Almost a year later, on January 22, 2026, NPS removed all the interpretive panels and turned off the video exhibits in the President's House. NPS stored the materials in a warehouse beneath the National Constitution Center. The Superintendent of Independence National Historical Park averred that the “footprints in the concrete and the names on the Memorial Wall were to remain as-is.” App. 59. One sign was left on the property “because additional tools were needed” to remove it. Id. NPS did not contact the City before removing the materials. The Superintendent also averred that NPS has the designs for all the removed exhibits and can, if necessary, produce replacements—for about $20,000 within three weeks.

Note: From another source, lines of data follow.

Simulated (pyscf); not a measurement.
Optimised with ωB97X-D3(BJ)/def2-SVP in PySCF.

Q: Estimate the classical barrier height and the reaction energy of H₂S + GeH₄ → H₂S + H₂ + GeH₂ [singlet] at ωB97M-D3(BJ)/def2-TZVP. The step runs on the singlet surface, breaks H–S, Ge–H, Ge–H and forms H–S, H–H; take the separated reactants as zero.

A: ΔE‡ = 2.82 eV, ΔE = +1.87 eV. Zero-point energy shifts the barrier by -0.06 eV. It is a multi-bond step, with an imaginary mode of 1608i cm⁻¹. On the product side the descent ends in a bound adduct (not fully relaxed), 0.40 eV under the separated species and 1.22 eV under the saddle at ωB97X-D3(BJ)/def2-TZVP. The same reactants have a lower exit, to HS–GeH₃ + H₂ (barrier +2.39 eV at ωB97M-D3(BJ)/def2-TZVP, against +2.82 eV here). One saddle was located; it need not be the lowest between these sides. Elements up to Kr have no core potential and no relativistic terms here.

The City sued NPS that same day and moved for a preliminary injunction that would order NPS to restore the removed materials. The District Court held a hearing eight days later. After the City presented testimony, the Court directed the City to file an amended complaint.
The Amended Complaint asserted five claims, four of which purported to arise under the Administrative Procedure Act (APA).2 Count I alleged that NPS acted unlawfully under 5 U.S.C. § 702 because it breached the 1950 Agreement and the 2006 Cooperative Agreement, as amended. Count II alleged that NPS acted in an arbitrary and capricious manner in violation of 5 U.S.C. § 706(2) because its exhibit removal violated the National Underground Railroad Network to Freedom Act of 1998. Count III alleged that NPS acted in an arbitrary and capricious manner because its actions violated 16 U.S.C. § 407m and § 407n. Count IV alleged arbitrary and capricious action because NPS failed to give a reasoned explanation for its departure from its 2017 Foundation Document for Independence National Historical Park. Count V alleged that NPS acted ultra vires.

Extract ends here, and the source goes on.